Uni Project- how to set up my equipment?

Discussion in 'The Projects Forum' started by Marc606, Mar 19, 2014.

  1. Marc606

    Thread Starter New Member

    Mar 19, 2014
    Hello all,
    I am a third year student studying mechanical engineering but my project involves quite a large amount of electrical circuits in the sense that to run my tests i need to vary certain aspects of the electrical flow running through the circuit.
    Basically my study is on the effects of electrovibration, which consists of a simple circuit; power supply and capacitor (capacitor is a model used for the electrovibration effect between an insulated electrode and the finger).
    I believe my power supply is DC (obviously), but my waveform needs to be AC. The voltage needs to be amplified up to like 240V but I have been given this shuddy old amplifier that doesnt even have a measurement system on it (although it may produce the required output).
    My variables include;
    Varying voltage,
    Varying frequency,
    Varying waveform.
    I have concluded that i probably need a better amplifier that i can actually see what i am doing on, and a signal generator to track the frequency and waveform of the signal?
    My question is are these the only parts that i require to build this circuit accurately (power supply, amp, sig generator)? Do i need an oscilloscope or an voltmeter to measure the parameters or can i just set them initially using the amplifier and signal generator?
    I would appreciate any advice :) Thank you,
  2. shteii01

    AAC Fanatic!

    Feb 19, 2010
    Voltmeter/multimeter is good for taking measurements. What it does not do is show you the behavior of the signal.

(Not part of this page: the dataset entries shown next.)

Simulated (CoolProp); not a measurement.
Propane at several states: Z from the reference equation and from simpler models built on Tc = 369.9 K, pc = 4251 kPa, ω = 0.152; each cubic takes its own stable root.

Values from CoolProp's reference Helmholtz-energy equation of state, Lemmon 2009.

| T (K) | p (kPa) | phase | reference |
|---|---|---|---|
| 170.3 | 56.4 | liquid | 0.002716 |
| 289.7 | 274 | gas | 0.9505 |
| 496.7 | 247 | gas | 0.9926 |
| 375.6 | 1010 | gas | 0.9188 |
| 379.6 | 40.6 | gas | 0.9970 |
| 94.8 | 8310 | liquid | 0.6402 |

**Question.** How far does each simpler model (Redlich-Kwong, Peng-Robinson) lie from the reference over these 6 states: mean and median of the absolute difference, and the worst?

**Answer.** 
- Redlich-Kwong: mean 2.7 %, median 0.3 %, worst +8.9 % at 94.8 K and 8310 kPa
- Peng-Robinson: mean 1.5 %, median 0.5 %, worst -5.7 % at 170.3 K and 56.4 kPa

    O-scope can take measurements and it shows the behavior. But I am not sure if the o-scope you have will accept 240 volt signal, it might be too much.
  3. Alec_t

    AAC Fanatic!

    Sep 17, 2013
    240V can KILL you. Are you intending to apply 240V AC to a finger?
  4. crutschow


    Mar 14, 2008
    You should be able to measure that voltage with a 10:1 probe at the input of most scopes. But, as noted, 240V can be lethal so keep one hand in your pocket. ;)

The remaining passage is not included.